Baghdad, (Asian independent) Baghdad and Washington held an initial session of strategic dialogue by video conference to discuss bilateral ties and counter-terrorism efforts, as well as the presence of US-led coalition forces in Iraq, the Iraqi official television reported.
The Iraq team in Baghdad was led by Abdul Karim Hashim, the deputy minister for foreign affairs, while the Assistant Secretary for Near Eastern Affairs David Schenker also participated in the US delegation to the virtual US-Iraq strategic dialogue, according to the reports on Thursday, Xinhua news agency reported.
The session started in the evening of Iraqi time and the two sides were scheduled to discuss the fate of the US-led troops deployed in Iraq after 2014 to support the Iraqi forces in the fight against the extremist Islamic State (IS) militants, the state-run Iraqiya channel said.

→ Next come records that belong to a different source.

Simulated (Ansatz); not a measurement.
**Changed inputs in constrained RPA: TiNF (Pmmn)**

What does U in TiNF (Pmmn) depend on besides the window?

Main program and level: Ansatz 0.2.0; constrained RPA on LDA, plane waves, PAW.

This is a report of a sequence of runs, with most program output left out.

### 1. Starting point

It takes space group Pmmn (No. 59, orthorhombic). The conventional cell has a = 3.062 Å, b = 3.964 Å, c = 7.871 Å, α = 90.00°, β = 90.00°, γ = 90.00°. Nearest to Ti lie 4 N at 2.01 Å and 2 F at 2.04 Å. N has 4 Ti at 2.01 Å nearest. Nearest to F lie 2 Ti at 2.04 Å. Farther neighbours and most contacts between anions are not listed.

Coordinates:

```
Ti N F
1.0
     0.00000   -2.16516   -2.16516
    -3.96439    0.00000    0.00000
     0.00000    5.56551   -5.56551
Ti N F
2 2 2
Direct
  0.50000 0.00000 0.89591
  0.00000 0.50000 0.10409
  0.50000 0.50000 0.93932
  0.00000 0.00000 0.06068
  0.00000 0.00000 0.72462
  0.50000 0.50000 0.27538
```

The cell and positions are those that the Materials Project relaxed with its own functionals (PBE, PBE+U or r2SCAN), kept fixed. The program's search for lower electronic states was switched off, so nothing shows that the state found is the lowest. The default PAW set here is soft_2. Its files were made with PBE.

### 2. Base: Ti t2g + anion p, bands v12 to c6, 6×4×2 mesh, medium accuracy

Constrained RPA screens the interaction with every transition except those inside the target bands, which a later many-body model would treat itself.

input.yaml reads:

The dialogue would also discuss the economic situation and the financial crisis resulting from the sharp decline in oil prices, in addition to the country’s energy developing plans, according to the channel.
There was no immediate statement by the Iraqi authorities about the meeting after the end of the video conference.
Earlier, Iraqi Prime Minister Mustafa al-Kadhimi said in a press conference that “the dialogue will be based on the opinions of al-Marjiyah, or Shiite religious leadership, the parliament and the needs of the Iraqi people.”
“We are focusing on Iraqi sovereignty and we want Iraq to be a ground for peace, not for conflict between the foreign powers,” al-Kadhimi said.
In April, US Secretary of State Mike Pompeo announced that Washington and Baghdad will hold a strategic dialogue in mid-June to take a decision on the future of the presence of the US forces in Iraq.
The relations between Baghdad and Washington have witnessed a tension since January 3 after a US drone struck a convoy at Baghdad airport, which killed Qassem Soleimani, former commander of the Quds Force of Iran’s Islamic Revolution Guards Corps, and Abu Mahdi al-Muhandis, deputy chief of Iraq’s paramilitary Hashd Shaabi forces.
The US airstrike prompted the Iraqi parliament on January 5 to pass a resolution requiring the government to end the presence of foreign forces in Iraq.
Over 5,000 US troops have been deployed in Iraq to support the Iraqi forces in the battles against the IS militants, mainly providing training and advising to the Iraqi forces.